The trust corpus included the sole checking account utilized for marital purposes by the parties; a money market brokerage account; a savings account; stock; the marital home in Miami Lakes, Florida; and a one-half interest in the parties' second residence in Melbourne, Florida.[2]

The trial court ruled that the John Heinrich Trust was the husband's separate property and not subject to equitable distribution. The court concluded that the trust corpus had been derived from the husband's separate income and assets, and that the trust corpus should be treated exclusively as the husband's separate property. We disagree.

Under the equitable distribution statute, marital assets include "[a]ssets acquired... . during the marriage, individually by either spouse or jointly by them... ." § 61.075(5)(a)(1), Fla. Stat. (1991). The statute also states, "All assets acquired ... by either spouse subsequent to the date of the marriage and not specifically established as nonmarital assets ... are presumed to be marital assets... . Such presumption is overcome by a showing that the assets ... are nonmarital assets... ." Id. § 61.075(7).

Since the John Heinrich Trust assets were acquired during the course of the *96 parties' marriage, they are presumptively marital assets. In order to overcome that presumption, the burden was on the husband to show that he was entitled to a special equity in the trust corpus under one or another of the tests set forth in the equitable distribution statute. § 61.075(7), Fla. Stat. (1991); Terreros v. Terreros, 531 So.2d 1058, 1059 (Fla. 3d DCA 1988). The husband argues that it was the wife's burden to show that the John Heinrich Trust corpus was marital in nature; in reality, these assets are presumptively marital, and the burden is on the husband to show the contrary.

Under the equitable distribution statute, nonmarital assets include "[a]ssets acquired ... by either party prior to the marriage, and assets acquired ... in exchange for such assets... ." Id. § 61.075(5)(b)(1). The husband testified that when the John Heinrich Trust was initially set up, he utilized approximately $62,500 of his separate premarital funds to make the initial purchases of stock for the trust. He also testified that he transferred one specific premarital stock worth $7,844 into the trust. To the extent of those contributions, the husband is entitled to a special equity in the stock held in the John Heinrich Trust. The trial court also found that the parties' Miami Lakes home (which was placed in the trust) was acquired entirely from the husband's nonmarital assets. Again, the husband is entitled to a special equity accordingly. To this extent we agree with the trial court.

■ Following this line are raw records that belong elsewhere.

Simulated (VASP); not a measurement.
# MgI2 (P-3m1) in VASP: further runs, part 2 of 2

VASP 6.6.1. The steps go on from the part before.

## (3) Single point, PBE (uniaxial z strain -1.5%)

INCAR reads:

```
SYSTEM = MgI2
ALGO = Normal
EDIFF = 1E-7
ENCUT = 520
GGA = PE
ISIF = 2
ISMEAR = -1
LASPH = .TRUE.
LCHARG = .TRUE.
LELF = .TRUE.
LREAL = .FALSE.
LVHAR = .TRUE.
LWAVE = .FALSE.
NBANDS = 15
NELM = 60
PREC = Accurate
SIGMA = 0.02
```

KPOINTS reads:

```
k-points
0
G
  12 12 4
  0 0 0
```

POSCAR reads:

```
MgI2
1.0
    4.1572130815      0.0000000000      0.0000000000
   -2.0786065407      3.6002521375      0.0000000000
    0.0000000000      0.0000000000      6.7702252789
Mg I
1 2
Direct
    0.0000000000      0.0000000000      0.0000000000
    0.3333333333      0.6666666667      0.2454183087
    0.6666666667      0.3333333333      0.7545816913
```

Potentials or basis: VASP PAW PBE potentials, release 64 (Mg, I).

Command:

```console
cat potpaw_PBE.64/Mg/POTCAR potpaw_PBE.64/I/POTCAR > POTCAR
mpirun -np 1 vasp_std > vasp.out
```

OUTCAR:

We reach a different conclusion, however, with respect to trust assets purchased out of the husband's income during the marriage. The husband was the beneficiary of two family trusts, one created by his mother and the other created by his aunt.[3] The husband received $60,000 per year from the family trusts, and also had a part-time job from which he earned $5,000 per year. The wife did not work. The husband's income was deposited in the trust checking account, from which all family expenses were paid. From time to time some of these funds were used in order to acquire additional assets for the John Heinrich Trust.

Under the equitable distribution statute, nonmarital assets include "[a]ll income derived from nonmarital assets during the marriage unless the income was treated, used, or relied upon by the parties as a marital asset. ..." § 61.075(5)(b)(3) (emphasis added). In this case the annual income from the husband's separate family trusts was relied on as the family's income, along with the husband's part-time income. The monies were commingled in what was in reality the family checking account, and were used for family purposes. Under the circumstances, therefore, the husband's income was marital in nature. Assets purchased with that income for the John Heinrich Trust are therefore marital.

Proceeding on the assumption that the John Heinrich Trust assets had been acquired exclusively by the husband's separate assets, the trial court also drew the conclusion that all appreciation of John Heinrich Trust assets would also be separate property. On the facts present here, that is not so.

Under the equitable distribution statute, marital assets include "[t]he enhancement in value and appreciation of nonmarital assets resulting either from the efforts of either party during the marriage or from the contribution to or expenditure thereon of marital funds or other forms of marital assets, or both... ." Id. § 61.075(5)(a)(2) (emphasis added). Here, it was undisputed that the John Heinrich Trust's stock portfolio was selected, monitored, and traded periodically by the husband with some assistance by the wife. Appreciation of a nonmarital asset resulting from efforts by either party renders the appreciation a marital asset. Here, both participated. Appreciation of the stock portfolio was therefore a marital asset.

The trial court awarded the parties' second residence in Melbourne, Florida to the husband. The Melbourne property had been purchased during the marriage. Title *97 was taken one-half in the name of the John Heinrich Trust and the other half in the name of the wife's separate trust. The trial court found that there had been an oral agreement whereby the wife was to have supplied one-half of the consideration from her separate trust, but that she never did so.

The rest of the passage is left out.